In light of the increased remuneration and seniority it is common that executive service agreements will contain a significantly greater number of contractual terms than a standard contract of employment. Of particular significance will be the following issues:
One would expect the length of notice to be reciprocal, not less than one month and in general three months.
It would be common to include an express garden leave provision entitling the employer to send the individual home. Having an express clause is wise as in the absence of such a clause arguments can arise as to whether or not an employee has a right to remain at work, especially if their remuneration is linked to their presence at work (such as bonus or sales commission).
Payments in Lieu of Notice
Commonly employers have an express clause under which the employer reserves the right to make a payment in lieu. This will usually be basic salary only and not include benefits or bonus. The advantage of an express clause is that the payment brings the contract to an end immediately, without a breach. The disadvantage is that any termination payment (which might otherwise be payable tax free up to £30,000) is likely to be regarded by HMRC as a payment under this clause and therefore taxable.
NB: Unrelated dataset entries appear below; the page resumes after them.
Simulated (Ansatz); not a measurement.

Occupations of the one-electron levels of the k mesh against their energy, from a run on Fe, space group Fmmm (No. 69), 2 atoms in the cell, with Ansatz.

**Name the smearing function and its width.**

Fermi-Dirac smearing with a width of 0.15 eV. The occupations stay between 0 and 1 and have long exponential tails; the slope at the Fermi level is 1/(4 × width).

Commonly an employer will restrict an employee from being able to solicit or deal with clients with whom they have had contact in the 12 months preceding termination. As a rough rule of thumb, a restriction of up to 12 months from the termination date is likely to be valid. Anything more than that runs the risk of it being seen as an unlawful restraint on trade. Blanket non-competition covenants are more difficult to enforce and should be of a shorter period and expressly linked to the employee’s access to sensitive or confidential information (see Restrictive Covenants).
Status and Title
Commonly the contract will give a generic title to a post, such as “trader” or “manager”. Employees should seek to ensure that the description is specific rather than generic. They should also ensure that where clauses provide that the employer can move them to other duties, that those are only duties that are “consistent with their status and their skills”. Otherwise the situation can be open to abuse. Reporting lines might also be identified in the contract, but again may be subject to change.
Employers will often insert a mobility clause which may be necessary. A mobility clause can have a disproportionate effect on women (commonly still earning the secondary income) and therefore may have a disproportionate effect and therefore be unlawful unless objectively justifiable. The ambit of a mobility clause should be restricted to what is necessary.
Commonly this will fall into two parts: basic salary, payable monthly and subject to annual review but not necessarily an automatic increase and bonus. Careful consideration needs to be given to whether or not a bonus is contractual or discretionary and the ambit and effect of that bonus (see Bonuses and Deferred Remuneration).
It is important to identify the law of the contract. Even if the contract is expressly covered by English law, if the individual is generally working outside of the UK it is unlikely that they will be covered by the statutory protections – unfair dismissal and non-discrimination, harassment etc – which have a limited territorial scope. (see Jurisdiction).